The main battery is charged from an external source, almost always using a plug. You can plug an electric car straight into a standard household plug socket (an adapter may be needed), but doing this is likely to be a last resort. Household sockets typically deliver around 2.3kW of power in the UK, which means charging takes a long time. Charging a large capacity battery could take over 24 hours!

Most manufacturers recommend that you install a 'wallbox' charger for your electric car at home. These are a lot faster (capable of around 7kW in most cases) and will usually charge even the biggest batteries overnight. They're a good option to consider, and there's a Government grant that could subsidise your installation cost by as much as £500.

You may also have heard of 'fast charging' and 'rapid charging'. Both offer quicker charging times than wallboxes, although they're slightly different. Fast chargers usually deliver between 7 and 50kW of power, while rapid chargers are capable of 100kW and up. They're commonly found at car parks and service stations.

While electric cars are powered by batteries, the wheels are driven by electric motors. Some manufacturers fit a single electric motor, others opt for one at the front and one at the back, while some cars even feature one on each wheel.

Electric cars costing under £35,000 are currently eligible for a £2,500 plug-in car grant from the government, which is separate to any manufacturer offers.

What is a hybrid car?

This is where things get a tad more complicated. There are a few types of hybrid car, but all of them have one thing in common: they combine a petrol or diesel engine with an electric component to boost a car’s efficiency.
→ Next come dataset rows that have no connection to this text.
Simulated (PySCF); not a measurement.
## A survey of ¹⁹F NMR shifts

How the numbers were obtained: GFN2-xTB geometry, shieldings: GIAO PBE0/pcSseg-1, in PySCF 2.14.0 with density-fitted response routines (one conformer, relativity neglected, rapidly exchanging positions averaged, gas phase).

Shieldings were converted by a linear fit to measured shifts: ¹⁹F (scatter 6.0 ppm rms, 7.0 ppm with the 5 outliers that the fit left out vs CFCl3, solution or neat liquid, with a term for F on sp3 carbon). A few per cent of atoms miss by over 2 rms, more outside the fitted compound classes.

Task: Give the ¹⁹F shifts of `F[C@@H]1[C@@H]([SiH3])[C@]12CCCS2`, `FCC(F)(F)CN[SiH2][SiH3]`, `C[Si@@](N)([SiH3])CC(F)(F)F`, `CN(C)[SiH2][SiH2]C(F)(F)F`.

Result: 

In a ‘mild hybrid’, the effect of this is minimal and only apparent at low speeds. Mild hybrids usually employ a ‘starter generator’ in place of a petrol or diesel car’s starter motor, and can recover energy from the engine when slowing down using technology called regenerative braking. A mild hybrid will aid stop-start systems and allow an engine to be switched off for longer when stationary, reducing emissions. Some models even provide a brief electrical boost when accelerating, improving a car’s fuel economy.

A full hybrid (sometimes called a 'self-charging' hybrid) is slightly different. Here, a portion of the engine’s power is used to charge a battery, which in turn powers an electric motor that can – for very short distances only – propel the car unaided. This is useful for keeping emissions to a minimum when driving around town, although at motorway speeds you’ll still rely on petrol or diesel power.

What is a plug-in hybrid car?

A plug-in hybrid electric vehicle (often called a PHEV) builds on the mild-hybrid and self-charging-hybrid technology described above with a bigger battery that – just like an electric car – can be charged using a plug.

Plug-in hybrids are capable of travelling much further on electric power alone: lots of the latest models will do around 25-50 miles without needing to use petrol or diesel. This means you could commute to work and enjoy the low running costs of an electric car, but not have any 'range anxiety' about making longer journeys.

Better still, a plug-in hybrid can also travel faster than a standard hybrid in electric only mode. Some models will do as much as 80mph under electric power, so you don’t need to stick to low speeds in order to enjoy the benefits provided by the battery.

Which should I buy?

The benefits of an electric car are numerous, with exceptionally low running costs arguably offering the most appeal. If you charge up at home on a typical electricity tariff of around 14 pence per kilowatt-hour, your car's 'fuel' bills will likely amount to around 3 pence per mile; three or four times cheaper than the most efficient petrol and diesel models currently on sale. Electric cars are currently exempt from VED (road tax), too.

However, you need to think carefully about how an electric car would work for you on a day-to-day basis before heading to the nearest dealership.

First, consider where you're going to charge your electric car, and how. If you have a driveway or garage, and you’re open to installing a wallbox charger, then great. But if you can only park on the street, or if you need to rely on a slow domestic socket to charge your car, an electric vehicle might not be for you.

Range is also a big factor to bear in mind. Depending on the model, you could have anything from 50 to 400 miles at your disposal, which in turn regulates how often you’ll need to charge, and how long a charge will take.

A small city car such as the Smart EQ ForFour – with a real-world range of 65-80 miles – might serve you well for things like the school run and the weekly shop, but would be impractical for longer journeys. So if you haven’t also got a second petrol or diesel car as a backup for those occasions, some of the limited-range electric cars are out of contention. However, lots more electric cars can manage 200 or 300 miles on a charge – such as the Kia e-Niro, Tesla Model 3 and Volkswagen ID.3.

You should also bear in mind that the UK's recharging network is still growing and improving, and many charging points at service stations and retail parks aren't yet as reliable as they need to be.

Hybrids and plug-in hybrids are alternatives if a fully electric car is out of the question. A plug-in hybrid especially could save you a lot of money, provided you can charge the battery at home or at work, and that the majority of your journeys are either short or medium distance. However, they’re often more expensive than standard petrol or diesel cars, so you’ll need to charge regularly to recoup money through low running costs.

If you're a very regular long-distance traveller or can’t charge the car frequently, then you'll feel the benefits of a plug-in hybrid less often than those doing lots of short drives. In that case, a standard hybrid would be your best bet: you’ll get the benefits of lower emissions at low speeds, but without the hindrance of a plug-in hybrid’s extra weight on longer journeys.